In order to estimate the angular distribution of deposited carbon chains, we assume that the dispersion of the time of flight of different nanodipoles exceeds the average period of oscillations T0. Therefore, for a given nanodipole, which starts oscillating from the angle θ0, the probability of being oriented in the direction θ with respect to the electric field is \(\sigma (\theta ,{\theta }_{0})=2{|{\partial }_{t}\theta (t,{\theta }_{0})|}^{-1}/{T}_{0}\). Then, assuming that the damping rate γ is much smaller than the oscillation frequency ω0, that is consistent with our experimental findings, we obtain: \(\sigma (\theta ,{\theta }_{0})\approx \frac{\exp (\gamma \tau )}{\pi \sqrt{{\theta }_{0}^{2}-{\theta }^{2}\exp (2\gamma \tau )}}\), where τ is the average time of flight. Tacking into account that the nanodipoles are randomly oriented at the initial moment of time (at the exit of the nozzle), we obtain their angular distribution on the substrate:

$$\rho (\theta )=\frac{1}{2\pi }{\int }_{|{\theta }_{0}| < |\theta |}\,\sigma (\theta ,{\theta }_{0})d{\theta }_{0}=\frac{\exp (\gamma \tau )}{2{\pi }^{2}}\mathrm{Re}\left[\mathrm{ln}\left(\frac{\pi +\sqrt{{\pi }^{2}-{\theta }^{2}\exp (2\gamma \tau )}}{\pi -\sqrt{{\pi }^{2}-{\theta }^{2}\exp (2\gamma \tau )}}\right)\right].$$
(9)

This distribution is shown in Fig. 4 by a red line. The best fit to the experimental data was achieved with the damping rate γ = 2.5τ−1. The small mismatch between the experimental data and the predictions of a simple kinetic model might result from the stochastic fluctuations of the total amount of charge accumulated on the NP surfaces. It is noteworthy that in spite of these fluctuations, a systematic charge redistribution occurs between a pair of NPs with different diameters. Therefore, any difference in the NP charges would trigger the precession of NP-carbyne complexes in the electric field. This precession damped due to the interactions with the environment is a key mechanism of the observed ordering of carbyne wires.

Conclusion

In conclusion, we demonstrated an efficient approach for the fabrication of spatially oriented ensembles of monoatomic carbon chains stabilised by gold NPs and deposited on the substrate. The fabrication technique that we employed consists in the sputtering of the colloidal solution of NP-carbyne complexes in the presence of the stationary electric field. We use the mixture of two sorts of Au NPs whose diameters differ by an order of magnitude. In this way, we induce the charge redistribution between the NPs of different sizes connected by conducting monoatomic carbon wires. The resulting dipole polarisation makes the carbyne-NP complexes very sensitive to the external electric field which tends to order all the nanodipoles along its direction. The orientation diagram of carbyne-NP complexes on a substrate evidences their ordering along the applied electric field direction.
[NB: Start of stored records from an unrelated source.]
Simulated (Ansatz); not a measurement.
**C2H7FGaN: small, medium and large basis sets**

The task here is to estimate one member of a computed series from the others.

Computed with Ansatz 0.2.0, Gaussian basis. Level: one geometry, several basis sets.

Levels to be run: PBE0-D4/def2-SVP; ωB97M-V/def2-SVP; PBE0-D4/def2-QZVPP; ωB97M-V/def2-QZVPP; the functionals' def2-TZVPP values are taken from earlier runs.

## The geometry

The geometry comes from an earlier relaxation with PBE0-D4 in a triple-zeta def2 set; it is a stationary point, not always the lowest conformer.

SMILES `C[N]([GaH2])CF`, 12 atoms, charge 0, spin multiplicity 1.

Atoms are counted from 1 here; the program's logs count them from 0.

These results demonstrate that the fabrication of monoatomic carbon wires end-capped with metal NPs provides a versatile tool for harnessing of the fascinating properties of carbyne. The fabrication of nanoribbons consisting of parallel monoatomic carbon chains is a promissing step towards the realisation of nano-electronic networks based on carbyne-gold complexes.

Methods

We have used the method of laser fragmentation of colloidal carbon systems for preparation of stabilised carbyne-metal NP complexes. The method is described in detail in refs. 11,12. In particular, at the initial stage we prepare the colloidal solution of carbonaceous nanoparticles of a large size (about 100 nm) by the laser ablation of the shungite target in a distilled water. The ablation is performed with 2 ms laser pulses generated by an YAG:Nd3+ laser with the pulse repetition rate of 50 Hz and the energy per pulse of 1 J. Then we dissolve the carbonaceous mixture in the colloidal solution of gold NPs by holding the mixture in an ultrasonic bath during 10 minutes. The sizes of gold NPs in the solution have been controlled by the dynamic laser scattering device Horiba SZ100. The mass ratios Au/C/H2O in the resulted mixture are 1: 102: 106. To create carbon-gold complexes, the solution was additionally illuminated by the scanning laser beam generated by the nanosecond Ytterbium laser having the central wavelength of 1.06 μm, the pulse duration of 100 ns and the pulse repetition rate of 20 kHz. The parameters of the scanning procedure are desrcibed in ref. 12.

The Raman spectra were measured by using the Senterra spectrometer, made by Bruker company. The pump laser wavelength is of 532 nm at the power level of 40 mW, the radiation was focused through a 50-fold microlens, the spectra were collected in the confocal microscope configuration and averaged over 10 measurements. The accumulation time of each measurement was 60 seconds.

For the detailed study of the orientation distribution of nanodipoles, we have performed the high resolution transmission electron microscopy and X-ray diffraction studies using FEI Titan3 with a spatial resolution of up to 2 Å. Processing of TEM-images and diffraction patterns was conducted with the opened database package Image J 1.52 a.